In particular, for the students of Civil Engineering the course includes the elaboration of several projects that they must accomplish. Among them, it is the edition and design of architectural, structural or hydraulic installation drawings. It’s realization is subject to activities corresponding to a traditional learning; what is now sought is to add new teaching models that provide them to acquire more convenient capacities for their professional performance. The main intention is to improve the learning and the skills of our students.
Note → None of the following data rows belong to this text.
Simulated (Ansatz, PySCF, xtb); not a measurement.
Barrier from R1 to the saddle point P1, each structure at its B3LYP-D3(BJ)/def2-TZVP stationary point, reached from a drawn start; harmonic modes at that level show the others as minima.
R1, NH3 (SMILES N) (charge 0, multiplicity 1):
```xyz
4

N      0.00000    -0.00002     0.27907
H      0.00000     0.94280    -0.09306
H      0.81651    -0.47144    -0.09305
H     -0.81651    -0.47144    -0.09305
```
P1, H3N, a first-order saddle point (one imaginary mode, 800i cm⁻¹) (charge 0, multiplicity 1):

We are currently asking Civil Engineering students to build the model of a smart home, that is, that has automated services. To do so, they have to use motion and light sensors. They can also place some alarm sensors to get warnings of unwanted intruders. The professors of the course use the concept of problem-based learning and pedagogical robotics that involves some fields such as Electronics, Electrical Circuits, Mathematics, Mechanics and Computer Science. Because the students must control the opening or closing of windows and doors, they need to know how an motor works and they should know how to connect it. Sometimes it is necessary to attach an alarm for safety. All this is done with the Arduino board and, gradually, they learn what a smart home is and how to control it.

Teamwork is the key in which we base the realization of this type of projects among the students. We make use of different areas of knowledge beyond the learning of the Engineering Drawing, which is the main academic objective. In this way, the students that apparently have little to do with electronic or computational aspects perceive the need to further explore into these fields that are present in the development of their projects and in their daily lives.

We have applied this type of learning activities to other basic sciences subjects, such as Statics or Differential Equations, which has allowed us to reinforce the students' learning through the linking of theory with practice.

To support our students in the development of their prototypes, multidisciplinary teams of professors and tutors have been formed to attend them. We also have videos that show how the sensors work, and how the students can use them and control them with the Arduino.

The way we have taught the basic concepts of Arduino has also changed over time. It has evolved. At the beginning, there were six additional class sessions which students had to attend. Today, a group of professors have developed an online course that is being offer by Coursera, surpassing our expectations, as it has allowed us to reach other countries and to continue learning.

The results have been very satisfactory and show us that we are on the right track. In this paper we show how we have worked and where future projects are going, supported on problem-based learning and pedagogical robotics.